Wednesday, March 28, 2007

Call for Support: Link to Google Will Eat Itself

http://www.networkcultures.org/geert/2007/03/22/call-for-support-link-to-google-will-eat-itself/
Deep ubergeek oddness. I believe they'll do what they say they will, but I'm not entirely convinced that'll be such a great outcome, don't ask me why.

5 comments:

Peter Sealy said...

If Google has blocked the site, um, what exactly is the story again?

The concept doesn't even begin to make sense - why would Google pay anyone to serve ads on hidden websites? The whole Google ad serving business is based on pay-per-click. Even if they paid for ad serving, they'd notice the absence of clicks pretty quickly.

Not Mark Flynn said...

What do they expect is going to happen if they succed and buy all of Google? And wouldn't Google have some sort of failsafe incase of someone attempting to control all it's stock, and even if that did happen, would they even have to be directly responsible to the guy who holds it?

Paul ◘ said...

I don't find anything about the model to be unworkable, but I suspect that # of shares in the hands of the model creators to be a   p r e t t y   strong incentive to take the money and run (and abandon Google To The People Public Company -currently unavailable due to "technical reasons"). After some uberlawyer begins to fathom the concept and devotes time to ferreting out shares with beneficial ownership, possibly as enumerated according to the counter on GWEI's site, any 1:1 correspondence between share ownership and owners of record will fall under the microscope and I suspect a few more servers will find themselves disengaged.

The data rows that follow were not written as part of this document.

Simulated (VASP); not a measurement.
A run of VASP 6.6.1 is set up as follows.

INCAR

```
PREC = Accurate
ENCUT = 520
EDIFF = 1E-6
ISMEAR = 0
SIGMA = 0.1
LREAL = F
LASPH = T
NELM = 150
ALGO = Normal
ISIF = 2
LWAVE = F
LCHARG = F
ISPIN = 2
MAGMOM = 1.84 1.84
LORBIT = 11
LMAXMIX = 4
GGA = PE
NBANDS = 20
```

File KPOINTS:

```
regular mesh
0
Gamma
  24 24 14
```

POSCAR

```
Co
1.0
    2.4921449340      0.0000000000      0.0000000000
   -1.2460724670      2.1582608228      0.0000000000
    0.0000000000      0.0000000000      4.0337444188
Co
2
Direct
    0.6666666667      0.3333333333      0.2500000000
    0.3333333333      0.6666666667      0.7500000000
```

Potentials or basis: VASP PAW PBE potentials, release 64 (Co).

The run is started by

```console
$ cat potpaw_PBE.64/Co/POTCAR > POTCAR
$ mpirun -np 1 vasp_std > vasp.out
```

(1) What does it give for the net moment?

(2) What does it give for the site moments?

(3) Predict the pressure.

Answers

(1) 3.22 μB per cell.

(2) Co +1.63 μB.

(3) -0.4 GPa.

Hector V. Achilles said...

Google PPC only generates money when someone pays to sponsor an ad. This model is predicated upon the notion that people will click on an ad that takes them to a site where nothing happens, causing the ad sponsor to fork over some cash to Google that in turn facilitates the purchase of shares in Google.

HTF does this goose, Lovink, go about duping people into paying for Google PPC ads that do this? No business owner is going to sponsor such ads.

This is a perpetual motion machine. It falls down at the point where cash is meant to enter the system.

Peter Sealy said...

Exactly.

But even taking the fraud out of the scheme, I just don't think it would be possible to buy a public company with the funds you receive as a vendor to that company. Not one worth buying, anyway.